Sunday, April 30, 2006

a classic?



I've never actually seen Dirty Dancing before, but I'd heard many people say that it was their favorite movie, so I thought it would be a great viewing experience of a classic 80s film. However, I was disappointed. The film wasn't bad, but it was nothing to get excited about. I thought that it was mostly cheesy and predictable, typical of an 80s dance film like Footloose.

The film takes place in the 1960s, and is about Baby (what kind of name is that?), a rich girl who wants to escape her sterile environment. She finds that escape with Johnny Castle, a lower-class dance instructor at the high-class summer camp in the Catskills where she vacations with her family. After his partner has to have an abortion (illegal at that time), which Baby helps her with, Baby volunteers to take her place for the climactic dancing show at the end. But, surprise, conflict ensues from her growing relationship with Johnny, as her father disapproves and as Baby tries to bridge the two worlds.

As I said, this film was extremely predictable. It was pretty easy to see that a romance would grow between Baby and Johnny and that her family would disapprove, but that everything would resolve itself in the end. It seemed to take place in the 1960s for purely derivative purposes, not to make any statements on the era, because the "dirty dancing" would have been more scandalous at that time and because the abortion was a good plot device. However, unlike in Footloose, there is no real conflict over the supposed sexual or dangerous nature of the dancing, since the film focused almost exclusively on the romance. However, I guess the abortion plotline was making a political statement, since this film was made in the more conservative Reagan years. The film also had a theme familiar to other 80s films such as Pretty in Pink, the conflict between the upper and lower classes. Baby's parents don't like her dating a lower class man, and Baby seems like a spoiled poser to Johnny's friends.

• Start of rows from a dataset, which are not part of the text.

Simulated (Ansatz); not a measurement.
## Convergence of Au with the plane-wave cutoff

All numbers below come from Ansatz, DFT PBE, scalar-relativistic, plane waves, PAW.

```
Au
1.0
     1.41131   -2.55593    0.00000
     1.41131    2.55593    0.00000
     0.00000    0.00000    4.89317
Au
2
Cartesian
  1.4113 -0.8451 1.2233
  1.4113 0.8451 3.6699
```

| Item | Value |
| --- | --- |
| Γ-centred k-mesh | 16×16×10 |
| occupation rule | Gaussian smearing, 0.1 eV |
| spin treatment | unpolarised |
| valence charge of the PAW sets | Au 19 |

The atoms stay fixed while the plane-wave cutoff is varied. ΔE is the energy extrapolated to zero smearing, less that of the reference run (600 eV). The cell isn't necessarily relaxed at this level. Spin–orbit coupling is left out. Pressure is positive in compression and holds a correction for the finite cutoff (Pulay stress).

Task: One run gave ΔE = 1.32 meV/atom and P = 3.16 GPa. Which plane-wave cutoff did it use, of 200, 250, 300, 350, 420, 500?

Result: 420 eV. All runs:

Overall, I thought the film was pretty boring and predictable, nowhere close to the classic that I've heard other people call it. I guess the best aspect of it was the dancing, which was well filmed, and the famous soundtrack, such as the classic song "Time of My Life." But it's nothing to rave about, and I'm still confused over Johnny's famous line that "Nobody puts Baby in a corner," which was pretty much a non-sequiter.